Privacy Commissioner Jennifer Stoddart has asked Google Inc. to explain how its new social network, Buzz, has addressed privacy issues since its recent launch.
She also reminded Google officials in a conference call this week that their company, like all multinational corporations, must abide by Canadian privacy laws when they launch products in this country.
“We have seen a storm of protest and outrage over alleged privacy violations and my office also has questions about how Google Buzz has met the requirements of privacy law in Canada,” said Stoddart.
Stoddart also expressed disappointment that, despite the clear and significant privacy implications, the California-based corporation failed to consult her Office prior to unveiling Buzz in Canada.
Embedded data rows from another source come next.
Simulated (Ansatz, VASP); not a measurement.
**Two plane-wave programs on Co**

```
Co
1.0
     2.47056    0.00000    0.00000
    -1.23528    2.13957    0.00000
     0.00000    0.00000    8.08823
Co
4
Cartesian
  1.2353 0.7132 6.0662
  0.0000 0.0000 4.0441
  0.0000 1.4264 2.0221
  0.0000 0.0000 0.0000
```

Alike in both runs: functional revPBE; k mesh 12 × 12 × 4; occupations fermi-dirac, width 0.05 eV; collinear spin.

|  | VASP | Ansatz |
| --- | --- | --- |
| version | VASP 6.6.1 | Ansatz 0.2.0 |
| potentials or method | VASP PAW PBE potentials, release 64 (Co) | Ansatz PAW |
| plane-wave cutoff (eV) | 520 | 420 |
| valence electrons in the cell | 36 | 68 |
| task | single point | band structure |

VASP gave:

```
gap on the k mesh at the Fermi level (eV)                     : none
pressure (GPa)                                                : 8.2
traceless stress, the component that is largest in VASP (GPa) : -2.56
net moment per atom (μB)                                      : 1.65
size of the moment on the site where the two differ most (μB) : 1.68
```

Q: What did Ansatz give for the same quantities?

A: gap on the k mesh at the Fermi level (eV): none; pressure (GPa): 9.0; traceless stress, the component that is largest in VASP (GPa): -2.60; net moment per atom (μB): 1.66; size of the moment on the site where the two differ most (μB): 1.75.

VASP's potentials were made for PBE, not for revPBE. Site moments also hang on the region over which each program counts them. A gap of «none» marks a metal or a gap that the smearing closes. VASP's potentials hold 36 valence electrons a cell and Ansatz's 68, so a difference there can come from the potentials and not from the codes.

“My office has a variety of resources available to help companies build privacy into their products and services. When companies consult with us at the development stage, they can avoid the problems we’ve seen in recent days.”
Buzz was added as a feature on Google’s Gmail, which reportedly has 146 million users worldwide, last week.
Some Gmail users have alleged that they were automatically – and without adequate consent or prior notice – assigned a network of “followers” based on the people with whom they communicated most often using Google’s e-mail and chat services. They also alleged that, by default, this list of “followers” was included in a widely available online profile.
Google has since issued a public apology and introduced changes to try to address the widespread criticism. The company has said that further changes will be introduced this week.
The Privacy Commissioner of Canada is mandated by Parliament to act as an ombudsman, advocate and guardian of privacy and the protection of personal information rights of Canadians.